The Welsh county Monmouthshire has launched an initiative to plant wild flowers and create more grassy areas to increase pollination and the number of bees.

The council said it would plant wild flowers and cut grassed areas less often, in order to make the pollinators’ population thrive.

As a part of the scheme, the council will be able to save up to £34,000 from reduced use of contractors, water, plant pots and fertilisers, as wild flowers require less care.

The plan by Monmouthshire council is part of the Welsh government’s action plan for pollinators to fight the decline of bees.

In February, Welsh minister for natural resources and food Alun Davies announced £20,000 funds aimed at making Wales a ‘bee-friendly’ place.

He said, “Pollinators play a key role in our natural environment and, without them, Wales’s landscape would be much the poorer. We also wouldn’t have many of the fruits, vegetables and flowers we enjoy today.
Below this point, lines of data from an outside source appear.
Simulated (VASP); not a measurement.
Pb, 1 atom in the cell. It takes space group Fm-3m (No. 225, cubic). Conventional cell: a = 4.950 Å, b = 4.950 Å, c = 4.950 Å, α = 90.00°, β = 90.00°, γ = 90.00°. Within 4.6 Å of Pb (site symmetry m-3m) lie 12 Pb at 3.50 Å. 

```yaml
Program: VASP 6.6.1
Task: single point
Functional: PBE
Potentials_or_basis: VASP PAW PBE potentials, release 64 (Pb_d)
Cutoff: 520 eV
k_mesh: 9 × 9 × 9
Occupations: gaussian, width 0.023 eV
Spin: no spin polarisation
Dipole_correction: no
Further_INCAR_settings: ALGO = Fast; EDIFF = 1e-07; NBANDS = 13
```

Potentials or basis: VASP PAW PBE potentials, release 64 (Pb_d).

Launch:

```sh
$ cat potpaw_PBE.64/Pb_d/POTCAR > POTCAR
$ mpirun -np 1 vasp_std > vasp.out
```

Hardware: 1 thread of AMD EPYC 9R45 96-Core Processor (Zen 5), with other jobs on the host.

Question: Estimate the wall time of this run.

“It is especially important that we create new bee-friendly havens in our towns and cities wherever possible – this could be done right across Wales in the grounds of our community halls, allotments, churches and schools.”

The funds were directed to community projects to plant trees and flowers to create a favourable environment for bees.

Pollinator insects have declined dramatically over the past decades, leading to concerns over food production as they play a crucial role in agriculture.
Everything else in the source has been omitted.